I read Jason Vale's book how to kick the drink easily for some inspiration and am now on day 21 AF since reading it (I was even AF for new year!) I got a bit panicky at first when I realised he advocates abstinence rather than moderation as he says it's too difficult nigh on impossible for a lot of people. Since then I've also read books by Clare Pooley and Catherine Grey both of which are excellent.
The last 2 nights I have really struggled, that voice (the wine witch) telling me I'm not that bad and could have a drink and no one would ever know was hard to shut up. I went on to the Soberistas website and there was a quote on there about the decision to have one drink is a decision to have hundreds which helped to remind me that it wouldn't be just one drink and why I am doing this in the first place.

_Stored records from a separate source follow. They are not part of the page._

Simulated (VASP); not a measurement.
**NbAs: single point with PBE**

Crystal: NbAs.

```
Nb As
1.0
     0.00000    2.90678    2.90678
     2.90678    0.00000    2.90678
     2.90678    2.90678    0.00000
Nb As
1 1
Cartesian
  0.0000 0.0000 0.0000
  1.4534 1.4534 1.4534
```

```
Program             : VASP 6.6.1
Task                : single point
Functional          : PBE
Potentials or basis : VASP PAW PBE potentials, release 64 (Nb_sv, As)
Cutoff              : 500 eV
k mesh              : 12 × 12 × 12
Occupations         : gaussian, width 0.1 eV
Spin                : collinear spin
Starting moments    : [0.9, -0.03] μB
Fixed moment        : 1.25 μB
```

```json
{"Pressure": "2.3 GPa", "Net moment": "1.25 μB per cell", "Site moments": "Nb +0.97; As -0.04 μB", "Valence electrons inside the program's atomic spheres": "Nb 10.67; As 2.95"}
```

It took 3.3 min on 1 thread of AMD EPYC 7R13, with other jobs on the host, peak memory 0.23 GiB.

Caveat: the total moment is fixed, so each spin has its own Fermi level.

A life without alcohol seems hard to contemplate given how alcohol centric our society is but I think for me for now it's easier than dealing with that constant inner battle and I also had the horrible 3AM lying awake consumed with anxiety.
I've yet to have the great sleep I've been hearing about, or lose any weight or look all glowing and ten years younger but I've told myself that I will at least do the 100 day challenge and if I'm feeling better I'll carry on. I'm not on any threads here as again they are all about moderation which is not what I'm trying to do, at least for the time being but a lot of what you are dealing with chimed with me and so I thought I would share my experience and say good luck as I know how hard it is to do this and for me reading as much as I can is what's kept me going.